Last time, we looked at how to account for stride when passing a block of pixel data to GDI. But we failed to take into account the case where the stride is negative.
First of all, what does negative stride even mean?
Recall that the stride is the value to add (in bytes) to get from the start of one row of pixels to the start of the next row of pixels. But there’s nothing in the definition that prohibits the value from being negative. A negative stride means that the next row of pixels is stored before the current row of pixels.
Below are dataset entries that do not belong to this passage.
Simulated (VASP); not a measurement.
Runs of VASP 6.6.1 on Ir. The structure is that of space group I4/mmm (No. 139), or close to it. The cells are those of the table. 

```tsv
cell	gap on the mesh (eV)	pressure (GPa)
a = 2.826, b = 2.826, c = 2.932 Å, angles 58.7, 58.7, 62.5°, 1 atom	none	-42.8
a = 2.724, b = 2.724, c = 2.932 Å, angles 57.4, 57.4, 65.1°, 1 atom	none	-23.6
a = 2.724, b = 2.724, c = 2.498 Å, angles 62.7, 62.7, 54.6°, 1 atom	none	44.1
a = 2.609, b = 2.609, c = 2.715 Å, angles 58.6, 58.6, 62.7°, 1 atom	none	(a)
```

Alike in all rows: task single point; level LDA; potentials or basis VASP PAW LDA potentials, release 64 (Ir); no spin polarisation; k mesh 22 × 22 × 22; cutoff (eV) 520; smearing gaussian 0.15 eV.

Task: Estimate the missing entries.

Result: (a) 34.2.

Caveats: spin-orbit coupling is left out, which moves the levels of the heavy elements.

In other words, the rows of the bitmap are sequenced in reverse.
What “reverse” means depends on what each framework considers to be “forward”.
GDI DIB sections are normally bottom-up: The first row in memory represents the bottom row of the bitmap. But you can also specify top-down DIBs, in which case the first row in memory represents the top row of the bitmap. docs.microsoft.com has a comparison of the two, including diagrams showing both the up-and-down-ness and the padding encompassed by the stride.
A negative stride indicates that the in-memory layout puts the rows in reverse order, and the pointer to the first row is actually near the end of the bitmap pixel memory, and the stride tells you how far backward to go to get to the next row.
Here’s a detailed memory layout of a bitmap with positive stride. Assume memory is laid out top to bottom, with lower addresses at the top of the diagram and higher addresses at the bottom.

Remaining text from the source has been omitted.